Traditional public schools and charters often mix as poorly as oil and water. The last place you’d expect to see both is under the same roof.

But that’s what makes an innovative partnership between Grand Prairie ISD and charter school network Uplift Education so refreshing. The partnership, to be announced today, puts aside old canards and encourages cooperation over suspicion in a way that could become a template for modern education.

Beginning this fall, Grand Prairie parents can choose to enroll their children in Lee Elementary School’s traditional pre-K-5 setting or in Uplift Education’s K-2 elementary school program operated on the Lee campus. The traditional elementary school will provide dual-language instruction, while the charter school will have longer days and a more rigorous International Baccalaureate-directed program. There will be separate teaching and administrative staffs, and all of the students will be Grand Prairie ISD students for purposes of state accountability standards.

The collaboration also opens up other educational opportunities, such as joint field trips to colleges to encourage second-graders in both programs to pursue higher education. Joint task forces still have to work out many details, but the schools are expected to benefit from some shared services, possibly special education services, art, music and physical education programs.

“We are coming in to bring both of our respective strengths to the table,” said Yasmin Bhatia, Uplift’s chief executive officer.

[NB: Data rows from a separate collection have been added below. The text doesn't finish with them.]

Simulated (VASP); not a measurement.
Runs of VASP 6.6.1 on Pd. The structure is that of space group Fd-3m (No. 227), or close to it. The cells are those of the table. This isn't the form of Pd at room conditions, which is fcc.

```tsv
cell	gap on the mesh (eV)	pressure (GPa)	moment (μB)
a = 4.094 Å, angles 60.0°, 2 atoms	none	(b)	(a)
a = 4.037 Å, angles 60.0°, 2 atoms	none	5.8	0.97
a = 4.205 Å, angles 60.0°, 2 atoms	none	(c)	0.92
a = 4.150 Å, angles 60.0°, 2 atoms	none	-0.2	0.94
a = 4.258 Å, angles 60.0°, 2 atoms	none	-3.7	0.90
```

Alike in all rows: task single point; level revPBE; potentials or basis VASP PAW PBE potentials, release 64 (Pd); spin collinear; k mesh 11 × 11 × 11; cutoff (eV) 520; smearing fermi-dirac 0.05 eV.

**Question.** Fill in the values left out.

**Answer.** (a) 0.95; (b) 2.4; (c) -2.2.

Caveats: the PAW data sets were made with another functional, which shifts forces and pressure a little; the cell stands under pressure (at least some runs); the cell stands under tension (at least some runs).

Grand Prairie Superintendent Susan Simpson Hull calls it the “natural next step” for Grand Prairie, which despite a high-poverty, high-minority student body, is considered one of the more innovative districts in North Texas. While the district and Lee have struggled — and met — state accountability standards, there is clearly room for growth.

The hope is that the partnership will prompt both schools to raise their game and students will emerge more prepared for academic success. Rather than denigrating one another, Uplift and Grand Prairie ISD officials speak warmly of each other and the “coop-etition” they hope this arrangement will inspire. They are aggressively marketing the choice parents will have in the 2015-16 school year, especially among Lee parents.

“When parents and children choose their education, they are more vested, parent involvement is stronger and student achievement is more likely to continue to go in the right direction,” Hull said. “This is an exciting opportunity to breathe new life into accountability.’’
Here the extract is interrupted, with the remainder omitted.